Nevertheless, airports are committed and Regina International Airport is a classic example of doing it right. In 2008 Steve Burchi took the airport through the SMS roll-out, setting up an integrated team of SMS/QA consultants and airport personnel headed by Airport Safety Manager Kevin Hembroff. The team laid a solid SMS foundation and the consultants also provided CARs-compliant HF and SMS training. Hembroff has prime responsibility for implementing all phases of the SMS and “keeping it on the front burner.”

This paid dividends, with Burchi able to complete most Phase 2 requirements well ahead of the March 31, 2010 deadline. He asserts it involves major culture change and different ways of managing and measuring performance but “it makes no sense to go through the transition without the QA discipline of measuring how well we are doing.” Burchi believes firmly in the QM concept of continuous improvement as the cornerstone of SMS. “QA is not easy,” he says “but nor is it difficult or complex – what it needs is discipline and focus to stay the course.” He will implement a QA program well before the CARs deadline, helped by early progress on SMS Phases 2 & 3.

Burchi accepts that it will take time and resources – “that’s the reality of moving forward.” His key concern – “we don’t want a paper exercise or just check boxes on a form. We need to demonstrate the real value in what we are doing and prove it to whoever asks.” As he puts it, “QA is the string that ties the SMS and safe airport operations package together; it enables measurement of progress and continuous improvement.”

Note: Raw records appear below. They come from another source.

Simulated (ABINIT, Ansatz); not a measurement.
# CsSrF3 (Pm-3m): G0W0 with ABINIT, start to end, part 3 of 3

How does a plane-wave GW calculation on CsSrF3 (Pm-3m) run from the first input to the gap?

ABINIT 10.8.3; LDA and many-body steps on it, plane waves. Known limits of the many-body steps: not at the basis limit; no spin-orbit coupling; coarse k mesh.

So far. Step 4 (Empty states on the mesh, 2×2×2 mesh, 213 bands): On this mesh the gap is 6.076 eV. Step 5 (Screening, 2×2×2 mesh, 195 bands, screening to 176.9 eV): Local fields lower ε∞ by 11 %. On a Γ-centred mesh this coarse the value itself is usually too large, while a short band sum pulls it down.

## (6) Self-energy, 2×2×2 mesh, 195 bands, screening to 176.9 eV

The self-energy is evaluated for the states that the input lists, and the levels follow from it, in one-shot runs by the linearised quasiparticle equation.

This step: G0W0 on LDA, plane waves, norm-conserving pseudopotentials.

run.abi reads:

In B.C., Campbell River Airport demonstrates how smaller operators can implement QA and SMS if management is resolute. Airport manager Tyler Massee has led his airport and consultant team through Phases 1 and 2 and has already completed the safety, HF and QA training and SMS manual.

Finally, we can do no better than heed the words of leading quality expert Gary Grass, Quality/SMS Manager at prestigious charter operator Blackcomb Aviation:
Those who take the time and effort to develop, embrace and mature an integrated SMS, have consciously chosen to walk the path toward aviation excellence and establish a means by which they differentiate their business model from one of commonplace and mediocrity. The cornerstone of an effective SMS is Quality Assurance.